In early 1916, a frenzied group of fight promoters gathered in Barcelona to organize what promised to be a 'sensational encounter' between former world heavyweight champion Jack Johnson (the famous black fighter who was living in Europe, a fugitive from his native land because of charges of having violated the Mann Act) and Arthur Cravan, an outspoken, notoriously eccentric Englishman, who claimed not only to be a professional fighter, but also the nephew of Oscar Wilde. Posters were hung throughout the city to publicize the event. In the controversial match, which took place at the Plaza de Toros Monumental on Sunday afternoon, April 23, we can safely surmise that Cravan fought true to form, that is, leading more with his mouth than with his fists. After six rounds of what must have amounted to little more than a skillful demonstration of shadow boxing -  staged more for the benefit of a rolling camera than the disappointed audience - Johnson finally dropped Cravan with an upper-right/left-cross combination. Knockout or not, the audience smelled farce, and because of the guaranteed fifty-thousand-peseta purse, the next day the daily press proclaimed the fight 'The Great Swindle.'

For Johnson, it was just one more relatively uneventful 'ring contest,' as he called it, arranged for the benefit of his pocketbook. For Cravan, it was the main event in his tragically short life; two and one-half years later, at the age of thirty-one, he would disappear off the coast of Mexico, leaving behind only scant traces of a fascinating and adventurous life, one that stretched from the outback of Australia to the inner circle of vanguard artists and poets on both sides of the Atlantic.
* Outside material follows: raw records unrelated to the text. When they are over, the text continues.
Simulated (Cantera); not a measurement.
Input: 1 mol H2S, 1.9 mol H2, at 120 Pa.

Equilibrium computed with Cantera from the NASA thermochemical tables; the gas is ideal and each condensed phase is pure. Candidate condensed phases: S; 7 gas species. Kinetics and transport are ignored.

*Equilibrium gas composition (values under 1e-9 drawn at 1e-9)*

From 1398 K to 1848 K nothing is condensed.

Though he claimed to be a light-heavyweight champion (of something, somewhere) Cravan, according to Boxrec, had absolutely no competitive experience prior to the fight. Indeed, his official record notes  that he fought only three bouts: With Johnson (knocked out); against Frank Hoche (a draw, June 26, 1916); and against Jim Smith ("The Black Diamond" with only this fight to his credit) in Mexico City, September 15, 1918 (knocked out). With a record of no wins, two losses via knock-out, and a draw his only threat as a boxer was to his own safety.